The Reemergence of Microgrids - Part 2
Below is the secd part of this paper. The first part was posted yesterday (link below).
1.Integrating Microgrids and Utility Grids
I am going to digress to my comfort zone and consider investor-owned utilities (IOUs) and grid management primarily as they exist in California (where I reside). That is, very large IOUs that are closely regulated by the Public Utility Commission, and smaller publically-owned utilities that participate in IOU/PUC processes. California has a large state-wide Independent System Operator that is involved in these processes. We also have the California Energy Commission that participates and frequently supports regulatory actions with development activities. And (of course) there are several consumer advocate groups that also participate, as do major utility vendors.

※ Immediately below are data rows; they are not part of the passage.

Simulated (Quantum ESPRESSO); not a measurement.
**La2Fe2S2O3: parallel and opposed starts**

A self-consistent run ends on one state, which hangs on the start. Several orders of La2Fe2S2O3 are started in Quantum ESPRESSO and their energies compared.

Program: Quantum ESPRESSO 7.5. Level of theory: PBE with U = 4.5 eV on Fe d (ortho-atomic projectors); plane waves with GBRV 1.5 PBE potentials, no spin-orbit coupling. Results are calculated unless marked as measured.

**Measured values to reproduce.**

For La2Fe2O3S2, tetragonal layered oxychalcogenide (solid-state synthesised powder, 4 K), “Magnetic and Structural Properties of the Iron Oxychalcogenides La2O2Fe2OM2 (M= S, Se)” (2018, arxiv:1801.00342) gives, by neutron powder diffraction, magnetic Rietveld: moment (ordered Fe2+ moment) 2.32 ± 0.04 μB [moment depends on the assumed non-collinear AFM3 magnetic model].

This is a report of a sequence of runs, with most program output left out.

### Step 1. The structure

Thus all regulatory actions, and projects that lead to processes are large, complex and slow. The good news is most voices are heard and reasonably considered, and most regulatory changes are by consensus.
The main impacts to this document that will come from using the above process as a model is that: (1) we will assume the evolution of the relationships between microgrids and grids will be a rational process; (2) this process and the resulting regulatory framework will serve the best interests society in general; (3) the needs of most stake-holders will be considered, and (4) this process will follow past processes in the way it plays out.
The procedures and environment in other states may be different from the above process.
The table below lists potential stake-holders as well as the benefits that they could derive from a large facility’s microgrid. Note that the facility owner and manager are included for comparison.
Potential Benefits from Microgrid
Facility owner/ manager
Operational and financial efficiency
Low energy cost
High energy reliability
Sustainable business practices
Generation utility or electric service provider (ESP)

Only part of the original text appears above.